Philosophy Discussion on David Hume
Śyāmasundara: Today we are discussing philosopher David Hume. He is probably the most famous of the British philosophers. He was very skeptical about achieving certain knowledge, so he came to the conclusion that the only knowledge we can possess is a mere sequence of ideas, none of which can be proved to be true. In other words, we can only derive any knowledge from our senses, but even that knowledge is mere assumption.
Prabhupāda: Yes. We say also, because our senses are imperfect, so there is no possibility of achieving perfect knowledge by sense exercise. It is not possible. That is our philosophy.
Śyāmasundara: He says there is no other source of knowledge except the senses.

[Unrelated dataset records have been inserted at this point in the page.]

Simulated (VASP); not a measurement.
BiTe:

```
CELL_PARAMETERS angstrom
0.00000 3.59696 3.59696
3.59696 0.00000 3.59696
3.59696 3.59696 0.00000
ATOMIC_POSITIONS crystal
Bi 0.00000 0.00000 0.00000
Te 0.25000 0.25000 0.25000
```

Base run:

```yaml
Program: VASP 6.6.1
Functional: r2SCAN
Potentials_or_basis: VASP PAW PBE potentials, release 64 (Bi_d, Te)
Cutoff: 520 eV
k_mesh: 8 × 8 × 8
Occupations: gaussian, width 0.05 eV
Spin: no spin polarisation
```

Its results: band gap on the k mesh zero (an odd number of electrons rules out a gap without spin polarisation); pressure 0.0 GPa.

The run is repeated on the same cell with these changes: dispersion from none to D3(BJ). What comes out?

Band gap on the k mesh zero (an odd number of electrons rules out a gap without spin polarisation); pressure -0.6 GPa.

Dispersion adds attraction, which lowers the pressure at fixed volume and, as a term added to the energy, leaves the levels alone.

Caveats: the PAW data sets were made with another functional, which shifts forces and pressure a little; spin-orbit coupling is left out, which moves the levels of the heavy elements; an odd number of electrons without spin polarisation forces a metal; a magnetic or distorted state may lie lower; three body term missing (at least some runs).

Prabhupāda: No. We don't agree. Therefore it is called avāṅ-manasā gocaraḥ, adhokṣaja— there are so many names. The senses are imperfect. They cannot reach. Just like we cannot know what is there in the sun, but a geologist or astronomer, he can say, one who has studied. Therefore our process of knowledge is to take from the authorities. That is perfect. Our senses cannot read, that is a fact. But it is not that without senses, no knowledge can be... No. We receive by senses, but from superior authority, one who knows. That is perfect knowledge. According to him, there is no possibility of having perfect knowledge?
Śyāmasundara: Yes.
Prabhupāda: That is a skeptic.
Śyāmasundara: Yes. He says that all that we are, all that we know, is merely ideas, a sequence of ideas.
Prabhupāda: But behind the ideas there must be some fact; otherwise how we get the ideas?
Śyāmasundara: He separates fact from idea. For instance, I may think this table is red, but it is actually brown. So my idea is incorrect.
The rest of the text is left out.